CSX’s operational efficiency measures have shown to work in Q2. Coal demand was expected to be weak for Q2, as volumes were down a whopping 34% in Q2. But CSX did what it could to weather the storm. Expenses decreased by 9% YoY, which saved the company an additional $183 million. Total savings are near $350 million and are expected to increase with greater momentum as we head into the latter part of 2016. While its initiatives were not enough to completely offset the weakness in freight volumes, they still were enough to allow CSX to beat analyst expectations.
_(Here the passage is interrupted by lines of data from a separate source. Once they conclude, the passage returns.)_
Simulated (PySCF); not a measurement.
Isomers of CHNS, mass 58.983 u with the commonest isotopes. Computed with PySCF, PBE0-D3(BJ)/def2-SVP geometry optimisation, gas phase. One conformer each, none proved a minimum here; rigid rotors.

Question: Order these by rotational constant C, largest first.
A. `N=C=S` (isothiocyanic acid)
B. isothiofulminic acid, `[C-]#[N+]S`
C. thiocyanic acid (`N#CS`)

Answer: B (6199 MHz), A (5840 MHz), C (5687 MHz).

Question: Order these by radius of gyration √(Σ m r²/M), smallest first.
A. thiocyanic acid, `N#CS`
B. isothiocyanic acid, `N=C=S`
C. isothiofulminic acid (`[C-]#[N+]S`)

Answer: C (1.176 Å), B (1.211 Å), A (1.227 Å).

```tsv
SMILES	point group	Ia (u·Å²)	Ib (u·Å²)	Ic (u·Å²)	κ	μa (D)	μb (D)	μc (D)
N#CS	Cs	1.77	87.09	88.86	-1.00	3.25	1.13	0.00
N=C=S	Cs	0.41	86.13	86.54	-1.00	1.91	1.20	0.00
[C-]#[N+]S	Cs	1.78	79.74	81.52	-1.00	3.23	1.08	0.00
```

CSX is focused on long-term project and if you’re an investor with an investment horizon over five years, there is no doubt that CSX will deliver fantastic value to you. It’s been quite a rally from the bottom, but the stock is still very cheap at current levels and there is a fair margin of safety. The P/B and P/CF are at 2.3 and 8.1, respectively, both of which are lower than its five-year historical average values of 2.8 and 9.1, respectively. CSX has a fantastic operating margin of 30.2% thanks to its long-term investments in improving efficiency. The operating cash flow is at 2.1x net income with a 12.6% free cash flow margin. This is quite impressive considering the headwinds that the entire rail sector is facing. Such a strong free cash flow position could imply a dividend hike in one of the remaining 2016 quarters.